This repository contains a Jupyter Notebook for classifying languages using TensorFlow. The notebook demonstrates the process of building a language classification model that can identify the language of a given text.
The notebook walks through the following steps:
Loading Packages: Importing necessary libraries such as TensorFlow, NumPy, Pandas, and Scikit-learn.
Data Preparation: Loading and preprocessing the dataset, including label encoding and text cleaning.
Model Building: Creating a neural network model using TensorFlow’s Keras API.
Training: Training the model on the dataset.
Evaluation: Evaluating the model’s performance using accuracy and confusion matrix.

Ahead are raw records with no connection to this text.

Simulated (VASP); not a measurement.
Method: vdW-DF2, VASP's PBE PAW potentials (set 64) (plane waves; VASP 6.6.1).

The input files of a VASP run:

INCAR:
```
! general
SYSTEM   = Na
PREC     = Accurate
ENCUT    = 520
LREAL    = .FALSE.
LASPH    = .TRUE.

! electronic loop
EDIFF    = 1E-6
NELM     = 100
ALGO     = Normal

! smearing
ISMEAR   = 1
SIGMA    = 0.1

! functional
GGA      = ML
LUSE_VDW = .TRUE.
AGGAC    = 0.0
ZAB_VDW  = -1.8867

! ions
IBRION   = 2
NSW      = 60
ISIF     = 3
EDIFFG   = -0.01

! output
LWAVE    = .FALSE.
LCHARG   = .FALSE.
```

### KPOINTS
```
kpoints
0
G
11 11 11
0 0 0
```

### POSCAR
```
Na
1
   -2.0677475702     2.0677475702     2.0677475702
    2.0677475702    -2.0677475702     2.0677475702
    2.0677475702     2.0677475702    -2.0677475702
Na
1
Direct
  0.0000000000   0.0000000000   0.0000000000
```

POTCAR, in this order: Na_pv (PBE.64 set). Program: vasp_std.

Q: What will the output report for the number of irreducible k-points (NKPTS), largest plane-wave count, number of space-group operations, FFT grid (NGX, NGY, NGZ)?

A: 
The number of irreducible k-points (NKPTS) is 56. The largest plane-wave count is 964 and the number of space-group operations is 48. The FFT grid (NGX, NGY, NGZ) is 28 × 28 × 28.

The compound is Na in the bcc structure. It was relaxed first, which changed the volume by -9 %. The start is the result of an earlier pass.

Prediction: Making predictions on new text data.
To run the notebook, you need to have the following packages installed:
- TensorFlow
- NumPy
- Pandas
- Scikit-learn
- Wikipedia-API (optional, for additional data)
You can install these packages using pip:
pip install tensorflow numpy pandas scikit-learn wikipedia-api
- Clone the repository:
git clone https://github.com/cizodevahm/Language-Classification-using-TensorFlow.git
- Navigate to the repository directory:
cd Language-Classification-using-TensorFlow
- Open the Jupyter Notebook:
jupyter notebook classifier_language_recognition-tensor-flow.ipynb
- Follow the steps in the notebook to train and evaluate the model.
Here is an example of how to use the model to predict the language of a new text:
new_text = ["tensorflow es una gran herramienta puedes encontrar muchos tutoriales de packt"]
test_text = tok.texts_to_sequences(new_text)
test_text = tf.keras.preprocessing.sequence.pad_sequences(test_text, maxlen=maxlen)
predictions = model.predict(test_text)
print(predictions.argmax()) # Output: 3 (Spanish)
This project is licensed under the MIT License.